I owe the Travelers Century Club and their list big time for introducing me to Lampedusa which is the last volcanic island in the Mt. Etna chain and the southernmost island in the Mediterranean belonging to Europe. It is in fact administered by Italy and in considered a part of Sicily but is hardly so in reality. It is actually situated between Libya and Tunisia in the Mediterranean Sea and has more recently become famous for the political maelstrom caused by the thousands of illegal African refuges attempting to flee poverty to European shores. The solution of which has not really been come up with as the Italian Government apparently detains them at a detention center on the Eastern side of the island where there is nothing to see but barbed wire and a military zone that doesn’t allow photographs to be taken. Lampedusa is said to be Africa’s last gift to Europe-so to speak.
Lampedusa is a gorgeous, sparsely populated island that has some extremely gorgeous beaches and brings with it the tastes of Sicily. It is a popular holiday spot for Sicilians and Italians in general although transportation to the island leaves a little to be desired as there are two small flights per day, which we were fortunate enough to get on and two back but they are always full in the summer so we are currently on a ferry back to mainland Sicily to Porto Empedocle after a quick stop on the neighboring island of Linosa.
The beaches again are the main draw to Lampedusa and Isola dei Conigli does not disappoint. The beach is situated in a tucked away rocky canyon where you have to walk about a mile from the road down a steep hill. The view of the beach and the island and the neighboring bay are fabulous as they all come into view about 100 meters up above the beach. Conigli is a perfect fit for the terrain and is surrounded on all sides by rocky mountains which lead to relatively calm waters and perfect white sand. The area around the island is also good for snorkeling although it was particularly windy the day we were there so we didn’t go but you could clearly tell it would be nice.
Our second day was spent at the beach at Cala Croce as they offered more touristy type accommodations such as umbrellas for me to hide from the sun as I stupidly allowed myself to burn like a 10 year old would. But the scenery was perfect and the pool-like water was great to get out of the scorching heat. This was more of a family beach in contrast to its neighbor Conigli which was more of a hip beach with many of the beach goers being of the topless variety. I won’t even go into the horror of European, especially Italian, men and their little speedo type bathing suits which if you’ve been to Europe-you know how awful it can be, haha.

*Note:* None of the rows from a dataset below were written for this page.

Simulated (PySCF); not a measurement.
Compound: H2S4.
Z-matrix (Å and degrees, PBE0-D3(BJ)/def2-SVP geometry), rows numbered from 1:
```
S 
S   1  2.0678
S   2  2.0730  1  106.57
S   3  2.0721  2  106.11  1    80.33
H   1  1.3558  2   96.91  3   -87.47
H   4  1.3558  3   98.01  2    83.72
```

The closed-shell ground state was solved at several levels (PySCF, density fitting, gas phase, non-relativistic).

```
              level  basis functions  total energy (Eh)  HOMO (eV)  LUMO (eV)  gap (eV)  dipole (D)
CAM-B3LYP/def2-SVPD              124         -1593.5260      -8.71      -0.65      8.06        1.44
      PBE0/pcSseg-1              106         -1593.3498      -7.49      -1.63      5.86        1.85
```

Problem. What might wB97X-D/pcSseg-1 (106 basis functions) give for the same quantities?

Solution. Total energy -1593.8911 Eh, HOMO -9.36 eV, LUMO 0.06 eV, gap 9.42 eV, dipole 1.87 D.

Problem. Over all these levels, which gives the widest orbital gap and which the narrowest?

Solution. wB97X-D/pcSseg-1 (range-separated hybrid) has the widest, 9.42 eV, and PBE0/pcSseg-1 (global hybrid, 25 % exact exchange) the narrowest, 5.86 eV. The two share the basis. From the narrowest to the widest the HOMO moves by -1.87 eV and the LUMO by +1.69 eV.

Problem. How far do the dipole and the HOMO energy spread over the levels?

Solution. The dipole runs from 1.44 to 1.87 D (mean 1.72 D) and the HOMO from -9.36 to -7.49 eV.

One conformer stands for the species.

We stayed at an awesome place called La Roccia which was originally a campground but has since developed into a great backpacker paradise style hotel. It has bungalows, chalets and apartments along with the camping on-site as well. The owners of the campground are especially helpful and very nice. They helped us with some great recommendations and with renting scooters which I highly recommend and it is the best way to get around the island as it gives you the freedom to go around the entire 11km of the island without any trouble. Just don’t ride down the main street Via Roma, as I did and get stopped by the Carabinieri. I managed to get out of a ticket but nonetheless, park to the side and just walk the main road in town.
On Via Roma there are countless little stores and restaurants selling all types of Lampedusa souvenirs. The only thing they are missing is aloe. As I am so burned right now, all I wanted was some aloe but the Italians would never dream of offering such a thing as they are a sun worshipping people who cannot possibly be tan enough.
All in all, I had an amazing time in Lampedusa and would recommend it to anyone to visit. The place was beautiful, had great food, accommodations, people and it was the way island life should be-very relaxed. We didn’t want to leave but we are off to Agrigento and Catania in Sicily.